A group of financial companies in Japan, comprising Mizuho Financial Group, Inc., Nomura Holdings, Inc., Japan Securities Clearing Corporation, and Digital Asset Holdings, LLC, has announced the joint launch of a proof-of-concept (PoC) trial. The program aims to enhance collateral management by leveraging the Canton Network.

An On-Chain Solution for JGBs

According to an announcement on Monday, the PoC targets Japanese government bonds (JGBs) with rights that are transferable under the Act on Book-Entry Transfer of Corporate Bonds and Shares (“Book-Entry Transfer Act”). The announcement noted that;

“The project will verify, from both legal and practical perspectives, whether the transfer of rights and updates to book-entry transfer records within a hierarchical structure involving multiple account management institutions can be executed seamlessly using blockchain technology.’

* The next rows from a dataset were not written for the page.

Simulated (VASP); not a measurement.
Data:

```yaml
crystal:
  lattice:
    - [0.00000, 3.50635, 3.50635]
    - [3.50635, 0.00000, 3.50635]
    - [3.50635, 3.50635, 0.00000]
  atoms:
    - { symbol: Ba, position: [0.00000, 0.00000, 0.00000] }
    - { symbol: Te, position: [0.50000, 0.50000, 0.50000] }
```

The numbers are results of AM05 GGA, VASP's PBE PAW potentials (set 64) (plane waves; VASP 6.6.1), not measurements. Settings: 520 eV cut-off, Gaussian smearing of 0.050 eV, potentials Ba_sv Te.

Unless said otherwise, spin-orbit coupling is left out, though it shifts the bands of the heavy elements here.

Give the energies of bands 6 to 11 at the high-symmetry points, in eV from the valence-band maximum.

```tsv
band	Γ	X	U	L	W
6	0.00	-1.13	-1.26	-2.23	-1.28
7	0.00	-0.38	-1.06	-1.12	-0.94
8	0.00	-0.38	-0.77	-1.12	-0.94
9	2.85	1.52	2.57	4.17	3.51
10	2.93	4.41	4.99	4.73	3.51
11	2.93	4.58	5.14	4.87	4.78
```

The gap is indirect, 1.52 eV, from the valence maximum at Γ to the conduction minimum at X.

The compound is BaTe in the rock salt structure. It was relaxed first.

Beyond the above-mentioned enablements, the PoC, which introduces blockchain implementation into the management of Japanese government bonds via Canton, will evaluate the feasibility of achieving sophisticated, real-time, collateral transactions nonstop. It will achieve all these without tampering with the legal status of JGBs under the Book-Entry Transfer Act and the Financial Instruments and Exchange Act.

The financial group behind the PoC described Canton Network as the only blockchain purpose-built for institutional finance, and expects the product to extend even beyond Japan’s shores. Other functions that the PoC will perform include verifying use cases involving the transfer of collateral among financial entities and clearing houses.

What PoC Initiators Expect to Achieve

In the meantime, the parties have expressed significant confidence in the PoC’s ability to improve institutional finance. They stated that it will lead to a significant reduction in administrative tasks related to posting and substituting collateral. They also expect the innovation to improve operational efficiency and reduce costs for both financial institutions and investors.

With growing global interest in digital assets and non-stop trading, analysts expect the innovation to go a long way in meeting investor demand. Many people expect it to have a similar effect to the implementation of on-chain collateral for US Treasuries. For instance, a recent survey conducted by one of the partner firms in the JGB collateral project revealed improving sentiment in crypto assets among institutional investors.

There is A Growing Demand for Digital Assets

Nearly one-third of survey participants maintain a positive outlook on crypto for the coming year. Meanwhile, the ratio of those with negative things to say about digital assets dropped to 18% from around 23% as of June 2024.

Despite the growing demand, factors such as the lack of frameworks, high volatility, and regulatory uncertainty remain a concern for investors. However, it is worth noting that Japan’s Financial Services Agency is working on regulating the industry. In its February report, the agency emphasized the importance of fair price formation in trading and strong cybersecurity protocols around crypto assets.